Ukraine restarts grain shipments, but reaching pre-war levels could take months

Cautious optimism greets news that a ship loaded with Ukrainian grain, bound for Lebanon, has departed Odesa.

A ship carrying Ukrainian grain left the port of Odesa on August 1, the first since Ukraine and Russia last month agreed a deal brokered by the United Nations and Turkey to resume exports of foodstuffs via the Black Sea.

Russia has been blockading Ukrainian ports since its full-scale invasion of the country began in February, leaving around 20 million tonnes of grain stuck in silos, driving up the price of food across the globe and threatening famine in large parts of the world that rely on Ukrainian grain.

Prior to the Russian invasion, Ukraine supplied more than 10 per cent of the world’s wheat.

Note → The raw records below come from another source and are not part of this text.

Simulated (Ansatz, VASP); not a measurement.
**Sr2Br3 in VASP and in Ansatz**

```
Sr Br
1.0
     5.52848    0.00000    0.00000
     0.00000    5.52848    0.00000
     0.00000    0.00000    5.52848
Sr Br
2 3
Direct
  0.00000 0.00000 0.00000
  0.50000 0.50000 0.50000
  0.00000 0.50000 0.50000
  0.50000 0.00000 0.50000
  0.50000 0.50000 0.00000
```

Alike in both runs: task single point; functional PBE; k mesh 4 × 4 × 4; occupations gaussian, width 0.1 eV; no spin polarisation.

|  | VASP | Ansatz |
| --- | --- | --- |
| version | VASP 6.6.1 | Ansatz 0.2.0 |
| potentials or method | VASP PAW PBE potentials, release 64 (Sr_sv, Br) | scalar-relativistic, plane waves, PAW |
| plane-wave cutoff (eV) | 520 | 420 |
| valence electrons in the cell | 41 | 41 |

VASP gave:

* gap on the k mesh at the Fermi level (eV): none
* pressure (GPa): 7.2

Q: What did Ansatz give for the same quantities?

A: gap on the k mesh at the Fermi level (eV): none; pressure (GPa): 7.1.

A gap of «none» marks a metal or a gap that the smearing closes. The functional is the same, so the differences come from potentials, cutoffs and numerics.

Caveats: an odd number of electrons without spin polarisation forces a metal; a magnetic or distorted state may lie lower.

The ship which departed Odesa, a Sierra Leone-flagged vessel, the Razoni, is headed for the port of Tripoli in Lebanon, a country which according to the World Bank faces the world’s most serious food inflation, with prices having risen 332 per cent over the last year.

UN Secretary-General Antonio Guterres welcomed the departure of the Razoni, saying he hoped it would be the first of many since a deal was brokered on exports, his spokesperson said in a statement.

“The Secretary-General hopes that this will be the first of many commercial ships moving in accordance with the initiative signed, and that this will bring much-needed stability and relief to global food security especially in the most fragile humanitarian contexts,” the UN statement said, adding, “ensuring that existing grain and foodstuffs can move to global markets is a humanitarian imperative.”

The World Food Programme also planned to purchase, load and ship an initial 30,000 metric tonnes of wheat out of Ukraine on a UN-chartered vessel, the statement added.

Zelensky: ‘Too soon to celebrate’

Ukrainian President Volodymyr Zelensky meanwhile said that it was “too soon” to celebrate, warning that it was too early to draw any conclusions and make any forecasts.

“Let’s wait and see how the agreement works and whether security will be really guaranteed,” he said in his nightly video address.

Last month’s deal took two months to reach and is set to last 120 days. It can be renewed if both parties agree. Under the terms of the deal, Russia has agreed not to target ports while shipments are in transit and Ukraine has agreed that its naval vessels will guide cargo ships through waters that have been mined. A day after it was signed, however, Russia shelled Odesa.

Ukraine exported around six million tonnes of grain a month before Russia launched its invasion, but volumes have fallen to about one million tonnes with Kyiv been forced to transport grain by train via its western border or through small Danube river ports.

However, bottlenecks have arisen due to the different rail gauge used in Ukraine, dating back to the Soviet era, which means that shipments need to be transferred to new wagons at the country’s border with Poland.

Kyiv has also stepped up efforts to ship grain via the Romanian Black Sea port of Constanța.

The UN is hoping that under the deal, a monthly export of five million tonnes of grain would leave the Ukraine’s ports each month.

Reaching pre-war levels could take months

Despite the apparent lifting of the Black Sea blockade, reaching pre-war levels of exports could take months, according to Ukraine’s infrastructure minister.

In an interview with the Financial Times, Oleksander Kubrakov said he expected no more than five vessels to leave in the next two weeks from Odesa, Chornomorsk and Pivdennyi.

“In one to one and a half [months], I hope that if everything goes to plan, the market will see this mechanism is working, that insurance is available, that it’s cheaper and it will simplify the entire process,” said Kubrakov.

Odesa MP Oleksiy Goncharenko told the BBC he expected shipments to continue from the other ports on Tuesday but warned Russia might attempt to disrupt them with further military action.

“We see these awful missile attacks against Odesa in the last days – that is just their attempts to increase the risks for ship owners, for crew, not to come to Odesa,” he said.